4. Verify Connections: Double-check all connections to ensure proper alignment of pins (VCC, GND, SCL, SDA) to avoid damage to the devices.
5. Test Communication: Use appropriate software or firmware to test communication between the input and output devices.

• Power Supply: Ensure the total current draw of the connected devices does not exceed 1A. Use an external power source if necessary.
• Cable Length: Keep cable lengths as short as possible to minimize signal degradation, especially for high-speed I2C communication.
• Signal Integrity: Use pull-up resistors on the SCL and SDA lines if the connected devices do not have built-in pull-ups.
• Compatibility: Verify that all connected devices operate at the same voltage level (3.3V or 5V) to prevent damage.
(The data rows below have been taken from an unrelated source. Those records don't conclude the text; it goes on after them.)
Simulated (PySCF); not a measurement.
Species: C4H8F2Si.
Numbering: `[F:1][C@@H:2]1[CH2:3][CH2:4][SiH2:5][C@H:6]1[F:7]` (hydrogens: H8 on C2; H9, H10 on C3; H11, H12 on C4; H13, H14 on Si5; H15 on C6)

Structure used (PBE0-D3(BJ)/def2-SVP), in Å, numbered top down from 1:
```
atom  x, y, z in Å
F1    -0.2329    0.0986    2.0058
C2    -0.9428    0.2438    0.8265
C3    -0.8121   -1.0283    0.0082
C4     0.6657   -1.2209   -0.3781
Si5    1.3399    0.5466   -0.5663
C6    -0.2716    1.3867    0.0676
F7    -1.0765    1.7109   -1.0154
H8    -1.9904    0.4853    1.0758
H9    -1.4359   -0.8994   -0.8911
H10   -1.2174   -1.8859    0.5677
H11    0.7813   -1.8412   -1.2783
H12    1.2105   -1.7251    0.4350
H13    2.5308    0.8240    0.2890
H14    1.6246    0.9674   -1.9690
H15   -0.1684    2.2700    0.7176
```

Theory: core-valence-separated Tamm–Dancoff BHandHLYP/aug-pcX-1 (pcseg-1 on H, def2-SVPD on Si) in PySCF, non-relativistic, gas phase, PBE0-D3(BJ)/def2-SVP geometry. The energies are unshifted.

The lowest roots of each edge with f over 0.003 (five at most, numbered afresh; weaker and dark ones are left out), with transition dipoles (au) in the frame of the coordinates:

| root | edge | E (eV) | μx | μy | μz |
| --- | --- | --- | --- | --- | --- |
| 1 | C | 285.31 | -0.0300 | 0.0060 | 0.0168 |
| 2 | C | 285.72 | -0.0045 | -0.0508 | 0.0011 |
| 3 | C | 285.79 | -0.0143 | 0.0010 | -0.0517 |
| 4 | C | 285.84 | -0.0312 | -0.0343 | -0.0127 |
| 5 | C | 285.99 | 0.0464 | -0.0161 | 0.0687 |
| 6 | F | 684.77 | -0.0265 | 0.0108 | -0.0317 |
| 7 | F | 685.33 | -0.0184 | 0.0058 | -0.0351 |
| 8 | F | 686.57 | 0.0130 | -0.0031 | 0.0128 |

The Luxonis Y-adapter can be used to connect multiple I2C devices to an Arduino UNO. Below is an example Arduino sketch for reading data from two I2C sensors connected via the Y-adapter.

#include <Wire.h>

// Define I2C addresses for the two sensors
#define SENSOR1_ADDR 0x40  // Replace with the actual address of sensor 1
#define SENSOR2_ADDR 0x41  // Replace with the actual address of sensor 2

void setup() {
  Wire.begin();  // Initialize I2C communication
  Serial.begin(9600);  // Start serial communication for debugging

  // Check communication with sensor 1
  Wire.beginTransmission(SENSOR1_ADDR);
  if (Wire.endTransmission() == 0) {
    Serial.println("Sensor 1 connected successfully.");
  } else {
    Serial.println("Failed to connect to Sensor 1.");
  }

  // Check communication with sensor 2
  Wire.beginTransmission(SENSOR2_ADDR);
  if (Wire.endTransmission() == 0) {
    Serial.println("Sensor 2 connected successfully.");
  } else {
    Serial.println("Failed to connect to Sensor 2.");
  }
}

void loop() {
  // Example: Read data from both sensors and print to Serial Monitor

  // Read from Sensor 1
  Wire.requestFrom(SENSOR1_ADDR, 2);  // Request 2 bytes of data
  if (Wire.available() == 2) {
    int data1 = Wire.read() << 8 | Wire.read();  // Combine two bytes
    Serial.print("Sensor 1 Data: ");
    Serial.println(data1);
  }

  // Read from Sensor 2
  Wire.requestFrom(SENSOR2_ADDR, 2);  // Request 2 bytes of data
  if (Wire.available() == 2) {
    int data2 = Wire.read() << 8 | Wire.read();  // Combine two bytes
    Serial.print("Sensor 2 Data: ");
    Serial.println(data2);
  }

  delay(1000);  // Wait 1 second before the next read
}

1. No Communication Between Devices

   • Cause: Incorrect wiring or mismatched voltage levels.
   • Solution: Verify all connections and ensure all devices operate at the same voltage level.

2. Signal Degradation or Noise

   • Cause: Long cables or lack of pull-up resistors on I2C lines.
   • Solution: Use shorter cables and add pull-up resistors (e.g., 4.7kΩ) to the SCL and SDA lines.

3. Overheating or Power Issues

   • Cause: Excessive current draw from connected devices.
   • Solution: Ensure the total current draw does not exceed 1A. Use an external power source if needed.

4. Device Not Detected

   • Cause: Incorrect I2C address or faulty device.
   • Solution: Check the I2C address of each device and test them individually.

• Can the Y-adapter be used with non-I2C devices?
  The Y-adapter is specifically designed for I2C communication. Using it with non-I2C devices may result in improper functionality.

• What is the maximum cable length supported?
  For reliable I2C communication, it is recommended to keep cable lengths under 50cm.

• Does the adapter provide voltage level shifting?
  No, the Y-adapter does not include voltage level shifting. Ensure all connected devices operate at the same voltage level.

• Can I connect more than two devices using this adapter?
  The Y-adapter supports two output devices. For additional devices, consider using an I2C multiplexer or hub.